ELECTION OF U.S. PRESIDENT.
TO-MORROW’S CONTEST.
PARTIES AND POLICIES.
FROM OUR OWN CORRESPONDENT. NEW YORK, SUNDAY. American expectations regarding the presidential election on Tuesday may be gauged by the betting in some places of 10 to 1 on Senator Harding, the Republican, and very general wagers ranging from 6 to 8 to 1 in favour of the same redoubtable champion. Of all the presidential fights for years past, there has been none in which the outcome is more generally conceded by experienced managers, and none in which there has been more strife, complications, and bitter personalities on both sides. The idea was prevalent for a long time that the main issue was to be the Peace Treaty and the League of Nations, but I am able to say, as the result of most careful inquiry and interviews with leaders of both sides, that in the last few weeks the respective “platforms”, whether Democratic or Republican, have been negligible.

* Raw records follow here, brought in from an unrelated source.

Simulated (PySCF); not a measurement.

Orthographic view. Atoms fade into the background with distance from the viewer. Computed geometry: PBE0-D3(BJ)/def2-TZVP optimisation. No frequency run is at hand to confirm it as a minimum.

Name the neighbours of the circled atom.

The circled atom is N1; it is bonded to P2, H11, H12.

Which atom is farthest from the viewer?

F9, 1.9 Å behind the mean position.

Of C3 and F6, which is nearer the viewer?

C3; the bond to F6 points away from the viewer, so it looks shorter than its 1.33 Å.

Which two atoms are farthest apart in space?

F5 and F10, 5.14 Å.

What, then, is the issue to be decided tomorrow? One supreme outstanding issue is whether the external and internal policy of the United States shall be framed by the Republicans or the Democrats, coupled with a most determined effort on the part of a large number of electors to rid the country forever of what they call Wilsonism. In this contest the Treaty of Peace and the League of Nations, of course, figure prominently, but inasmuch as both parties are committed to all intents and purposes to ratify the Peace Treaty, subject to reservations, and the Republicans, although they do not like the proposed Covenant for the League of Nations, are pledged to an “Association of Nations”, the main question to be decided is whether the Republicans or the Democrats shall act as trustees and executors in carrying out the mandate of the American people.
THE REAL ISSUE.
The issue as put before the country to the Republicans for voting tomorrow is an American versus the Wilson League. The Wilsonian platform, they say, commits the Democratic party and its candidate to the Wilson League practically unamended and unreserved. In the present campaign the personalities of the candidates have not counted so much as the trend of thought they are assumed to represent and the parties aligned behind them. Both started their careers as reporters, both became editors, and in the distribution of the spoils of office neither would neglect the claims of old friends and fellow workers. That is as much the custom here as elsewhere, except that the spoils after the elections in America are much more numerous than in Europe. Governor Cox is the more magnetic of the two candidates, and Mr Harding is the more dignified. The latter’s friends talk of him as a politician of the Mckinley brand. In his speech of acceptance of the Republican nomination, at Marion on July 22, Sen Harding said, concerning the League of Nations:
“With a Senate advising, as the Constitution contemplates, I would hopefully approach the nations of Europe and of the Earth proposing an understanding which makes us a willing participant in the consecration of the nations to a new relationship to commit the moral forces of the world, America included, to peace and international justice, still leaving America free, independent, and self-reliant, but offering friendship to all the world.”
As against the position assumed by Mr Harding on the League, Governor Cox said bluntly: “I am in favour of going in,” but he would “willingly accept a reservation stating explicitly that the United States assumes no obligation to use its military or naval forces to defend or assist any other member of the League unless provided for and authorised by Congress in each case.”